When it comes to obituaries, why is there always more writing about the people we are least likely to forget? I suppose there is little about the obit business that makes sense. The occasion of someone's death is the hardest, foggiest time in which to reflect. What can one offer? How to the shake the feeling of erroneousness, of cheapness, that comes from trying to define an individual moments after their ability to define themselves has vanished?

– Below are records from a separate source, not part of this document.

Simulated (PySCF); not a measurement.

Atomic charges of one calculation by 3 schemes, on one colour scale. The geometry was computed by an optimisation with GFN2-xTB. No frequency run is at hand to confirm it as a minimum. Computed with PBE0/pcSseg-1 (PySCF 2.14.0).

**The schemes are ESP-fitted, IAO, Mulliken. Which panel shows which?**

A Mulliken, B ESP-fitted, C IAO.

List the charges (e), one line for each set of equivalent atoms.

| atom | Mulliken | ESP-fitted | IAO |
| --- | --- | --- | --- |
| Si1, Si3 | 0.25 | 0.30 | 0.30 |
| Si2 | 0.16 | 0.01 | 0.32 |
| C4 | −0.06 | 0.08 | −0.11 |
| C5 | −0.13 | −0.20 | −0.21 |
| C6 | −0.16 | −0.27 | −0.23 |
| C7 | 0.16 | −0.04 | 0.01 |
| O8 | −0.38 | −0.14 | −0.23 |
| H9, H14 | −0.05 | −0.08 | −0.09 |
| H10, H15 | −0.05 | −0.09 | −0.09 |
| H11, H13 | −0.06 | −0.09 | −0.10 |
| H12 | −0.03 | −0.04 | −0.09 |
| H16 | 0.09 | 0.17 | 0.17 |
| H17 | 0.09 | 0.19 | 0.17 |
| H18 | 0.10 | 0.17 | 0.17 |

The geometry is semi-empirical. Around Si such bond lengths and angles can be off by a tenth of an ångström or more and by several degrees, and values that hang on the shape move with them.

The best obituaries deal with lives that have been, or are about to be, forgotten forever. As an A&R executive and producer at Capitol Records from 1948 to 1976, Ken Nelson played one of music's most invisible roles. Though he did not paint the music of Bakersfield, he colored it, framed it, and put it on display for all to hear. Capitol mainstays Wynn Stewart, Buck Owens, and Merle Haggard are the names that define the sound of Calfornia C&W, but that mine of immortal music belongs as much to Nelson. He brought country to Los Angeles as surely as Mulholland brought it water, but Nelson's legacy is also the reminder that great records aren't born in a vacuum; they are brought into being by a team of unknown faces and bygone names. In the short, sweet LA Weekly obit he wrote for Nelson, Jonny Whiteside makes a small stand not just for one monumental L.A. "record man," but for all those names we'll never know.